Photos will be up when i get the time to put them up. Watch this SPACE!!!

Wednesday 13 July 2005

Madagascar: NOT the movie.

Well, I think this will be my last post for awhile, not that i've been posting much anyway..... The time between my last post and now has been pretty hectic, i dare say its been one of the craziest periods of my life so far.

That's a big call, whenever u r comparing it to all the other events in your LIFE. But i think its right up there. This is mainly coz work has been crazy, so that's the entire day taken up. On top of that, i still have my daily commitments at nights, which really leaves only monday nite free for me. But now, i've started playing basketball on monday nites, so i dont think i've got a spare weeknite anymore......... i think i'm gonna hafta reassess my commitments. I dont think i'm burning out, but i probably could if i'm not careful.

I'm leaving for Africa on friday night, which is the other reason why i havent been blogging much or will be for the next few weeks. Preparation for the trip has been mad as well, especially when things have been quite disorganised. So the last few days leading up to our departure, there's been a mad dash to get things done.

For those that dont know, i'll be heading on my 1st mission trip ever, to africa, namely; Mauritius & Madagascar. We'll be going there to teach the existing church pastors and leadership groups there, which to me is one of the most challenging things i have ever done. I mean its one thing advising a graduate at work, but teaching the bible to pastors!? ME!?

I'll be honest and say that i had my doubts leading up to our departure. I mean, i've never had any teaching/lecturing experience in my life, let alone any theological training. But this week has been good, it's made me realise that God can work thru me, and its amazing the amt of stuff i'm taking in just before my departure. I just wish i had started a LOT earlier......

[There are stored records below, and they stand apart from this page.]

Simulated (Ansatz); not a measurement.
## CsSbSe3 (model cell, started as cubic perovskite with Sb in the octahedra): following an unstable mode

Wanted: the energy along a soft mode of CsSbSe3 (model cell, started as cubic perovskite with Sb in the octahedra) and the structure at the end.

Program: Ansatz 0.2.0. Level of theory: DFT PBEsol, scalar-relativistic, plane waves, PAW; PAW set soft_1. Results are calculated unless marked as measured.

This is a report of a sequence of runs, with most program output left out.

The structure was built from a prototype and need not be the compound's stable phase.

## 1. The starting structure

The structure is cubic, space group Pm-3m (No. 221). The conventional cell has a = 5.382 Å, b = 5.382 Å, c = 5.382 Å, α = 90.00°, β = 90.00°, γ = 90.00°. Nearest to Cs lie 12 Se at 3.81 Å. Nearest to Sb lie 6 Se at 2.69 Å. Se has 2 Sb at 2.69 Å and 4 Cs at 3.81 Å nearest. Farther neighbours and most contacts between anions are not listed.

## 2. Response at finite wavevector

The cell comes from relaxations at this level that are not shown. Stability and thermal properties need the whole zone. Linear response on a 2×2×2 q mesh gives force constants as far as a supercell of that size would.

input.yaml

Feel free to drop me an email whilst i'm away, it'll be nice to hear from ppl!!! (If i can find internet access over there!)

Friday 24 June 2005

Friday night city shopping

I havent been into the city in quite awhile, and i was reminded very quickly why i detested it in the 1st place.... parking was a real hassle and expensive too! Gone are the days of free parking....

Another sight to behold were the people that constituted the "crowd" in the bustling city of perth.... most who live here would agree that's we're in a rather chilly spell at the moment. So seeing girls in the shortest of short skirts and skimpy singlet tops was quite a sight... i thought was in the middle of summer, apart from the touch of frost on my brow..... ;)

Then a girl with a dog collar..... i know, it's so 2 or 3 or 4 yrs ago, (or whenever!) so its not the collar i was suprised about, it was more the chain attached to it! And the chain was clasped by this man (or was it a manly woman?) And He/She was leading her around Forrest Chase! WTF!?

But the plus side of the city at the moment are the number of sales on! And they're pretty good quality, not those rubbishy sales where the stuff they're trying to get rid off are on sale only. There's actually worthwhile items this time!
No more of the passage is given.